Thursday, September 16, 2010

A Tale of Two Cities

(Make that one City and one cow frog town.)

For what would happen to New York if the NIMBYs and Tony Munchkins had their way, look at Paris. It died from what the frogs call museification.

Sure, it's full of American tourists who want to see what they have been told to find romantic. So they do this original Disneyland with its Cinderella architecture.

But Paris is dead. Sure, there are plenty of people and nightlife and whatever.

But it can't grow, it can't improve, it can't change. It's forever stuck in a period from the Middle Ages to the nineteenth century.
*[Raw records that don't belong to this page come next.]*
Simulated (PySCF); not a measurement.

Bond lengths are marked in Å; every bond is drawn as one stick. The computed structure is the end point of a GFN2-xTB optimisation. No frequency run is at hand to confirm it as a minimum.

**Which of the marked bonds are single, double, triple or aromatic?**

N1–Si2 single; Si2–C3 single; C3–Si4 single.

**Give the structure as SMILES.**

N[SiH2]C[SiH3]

When Montparnasse Tower, the first and only skyscraper in Paris proper, was built, Parisians, or at least the majority of them, decided that they hated such buildings and banned them. Ever since, businesses have been leaving for the suburbs, like La Defense, where skyscrapers are allowed. What's left to the city is the tourist trade.

Now look at London. Just like Paris, the City of London outlawed modern skyscrapers with large floor plates to protect the views of its ugly, kitschy cathedral. The result was that the world's biggest banks moved their European headquarters from the City to Canary Wharf, where they can build beautiful, boxy, modern skyscrapers with trading floors as big as they want to.

Suddenly, it became possible to build modern skyscrapers in the City. As I am writing this, the tallest buildings in London are going up in or just across the Thames from the City.

Now, Britain is no purely capitalist country. It's in fact a strange blend of capitalism, democracy, and monarchy. But it sure is way more capitalist than France, and observe the results.

Capitalism = The market wants skyscrapers. The City gets skyscrapers.

Democracy = The majority doesn't want skyscrapers. The frog town gets stuck in the past, a quaint little Disneyland for the majority that is afraid of change and likes to stagnate and the deluded tourists who believe vacation means watching stagnation happen.

(That doesn't mean that slumming in Paris isn't fun. It just isn't exactly noble.)